Tuesday, November 12, 2013

Restoring a New iPad

Ironically, one of the most well-designed features of the iPad is one that you can only fully appreciate when you upgrade to a new iPad. Apple's iCloud Restoral process has made moving to a new iPad (or iPhone) easy as pie - as a veteran of numerous Painful PC Upgrades I was truly appreciative of their efforts. Moving to the new iPad Air required nothing more difficult than plugging in my new iPad and typing in a few passwords!

Of course, you must have an iCloud backup from your prior iPad to be able to do the restore! So the key to a simple set up occurs on the old device, not the new one - see the prior post on backing up to iCloud as you prepare your iPad for a transfer of ownership.

With a good iCloud backup your apps, data and settings all get restored to your new iPad.  Even your wallpaper and the positioning of your icons on your home screens are replicated to your new device!

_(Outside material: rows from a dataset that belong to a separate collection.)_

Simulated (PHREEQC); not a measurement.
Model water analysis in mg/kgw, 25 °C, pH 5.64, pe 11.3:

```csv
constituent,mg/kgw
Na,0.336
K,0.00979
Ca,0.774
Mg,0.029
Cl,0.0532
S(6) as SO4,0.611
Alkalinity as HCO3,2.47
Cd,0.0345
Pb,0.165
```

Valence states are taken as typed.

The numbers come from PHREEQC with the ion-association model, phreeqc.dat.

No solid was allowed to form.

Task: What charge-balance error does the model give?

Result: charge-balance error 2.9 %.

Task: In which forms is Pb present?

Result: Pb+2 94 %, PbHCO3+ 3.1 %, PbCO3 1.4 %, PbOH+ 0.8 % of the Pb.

The most important part comes right at the beginning after turning on your new iPad.  You will see this screen:

You must select the "Restore from iCloud Backup" option. If you're not alert, it's easy to choose the "Set up As New IPad", which sounds intuitive, but will result in a fresh start and won't restore your apps, data and settings from your old iPad. Just think: "Restore, Restore, Restore" amidst all the excitement of turning on your new device!

A quick first part of the restore process restores your settings and icons.  Next, you'll be prompted to plug-in your iPad as it moves to the heavy lifting of the restore process: your apps and data. This can take 30 minutes or more so it's a good idea.

The restore will then commence, and it's fun to watch as it proceeds. Apps/folders that haven't been restored yet will be a darkened color, and will return to their normal bright look once restored. As the restoral is in progress for a given app/folder, you'll see a circle icon and can watch the progress as it proceeds (note the Entertainment and Finance folders in progress on the screenshot).

You will in some cases be prompted for password, for example when restoring secured iTunes songs. This was the only part of the restoral process that was a bit confusing. At some point I was prompted to put in passwords for my sons' Apple IDs (which I couldn't do since I didn't know the passwords). In these cases I clicked Cancel and the restoral preceded.

Later however, when I would turn on my iPad, again it would still prompt for these passwords. Going into Settings, my iPad had "not completed" the restoral (in its mind) with this "to do" still open. The problem: the new iPad would not do further iCloud backups until the restoral was "done". So at that point my new iPad was vulnerable if something happened. After I was able to track my sons down and get them to enter their passwords I was good, and  backups began to commence as normal.